We present three possible methods for moving management of synchronisation buffers to the implementation. These all rely in some way upon maintaining multiple buffers and using a set of locks to determine which buffers are available for reuse.
This method involves maintaining n buffers for each team of PEs. These buffers can be internally managed the same way as pSync arrays traditionally have been, except that each has a lock associated with it managed by the local PE. When a collective operation on a team is started, the PE finds the first free buffer and uses it for the operation. After the operation is complete, it then needs to find the next free buffer to use for barrier synchronisation, effectively ensuring that no PE leaves the collective operation before they have all completed it. Thus, upon finishing the barrier, it is known that no prior operation is still using their respective buffers, so at this point their buffers may all be unlocked.
Without support for threads or non-blocking operations, n = 3 buffers per team is sufficient for this approach - two for each pair of implementation-added barriers, and one for the operation performed in between them. Adding thread support may require up to n = 3t buffers, where t is the number of threads. Furthermore, the locks must then track not just the lock state of a buffer, but also which thread ID locked it. This ID must be used when unlocking buffers so that only those used by the active thread may be unlocked. However, since n = 3t buffers are only needed if all threads are actively participating in collective operations at a given time, it is not necessary to allocate the maximum number of buffers all at once, but instead it is possible to dynamically add more as necessary. Since synchronisation is already being performed internally within each collective, this approach has the potential to also benefit from “free” allocation in the sense of not requiring an additional barrier, provided sufficient memory remains.

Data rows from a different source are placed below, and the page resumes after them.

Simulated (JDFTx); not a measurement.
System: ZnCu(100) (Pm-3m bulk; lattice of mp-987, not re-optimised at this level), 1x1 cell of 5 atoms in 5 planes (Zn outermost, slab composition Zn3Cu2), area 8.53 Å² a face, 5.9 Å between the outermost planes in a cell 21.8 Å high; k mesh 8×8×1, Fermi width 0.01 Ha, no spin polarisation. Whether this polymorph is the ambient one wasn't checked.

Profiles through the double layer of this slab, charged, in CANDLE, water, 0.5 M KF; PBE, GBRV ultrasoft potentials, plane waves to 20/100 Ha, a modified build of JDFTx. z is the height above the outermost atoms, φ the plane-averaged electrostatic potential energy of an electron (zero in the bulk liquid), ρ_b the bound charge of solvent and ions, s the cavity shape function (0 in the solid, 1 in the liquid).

Further adding support for non-blocking collective operations requires n to become unbounded, as any number of operations may be started before previous ones have completed. As such, the pool of available buffers must be handled in a way that allocates more on demand when the pool is exhausted. The locked buffers must also be ordered by when their associated collective is waited on, such that a given synchronisation can only unlock buffers whose respective operations have already been waited on.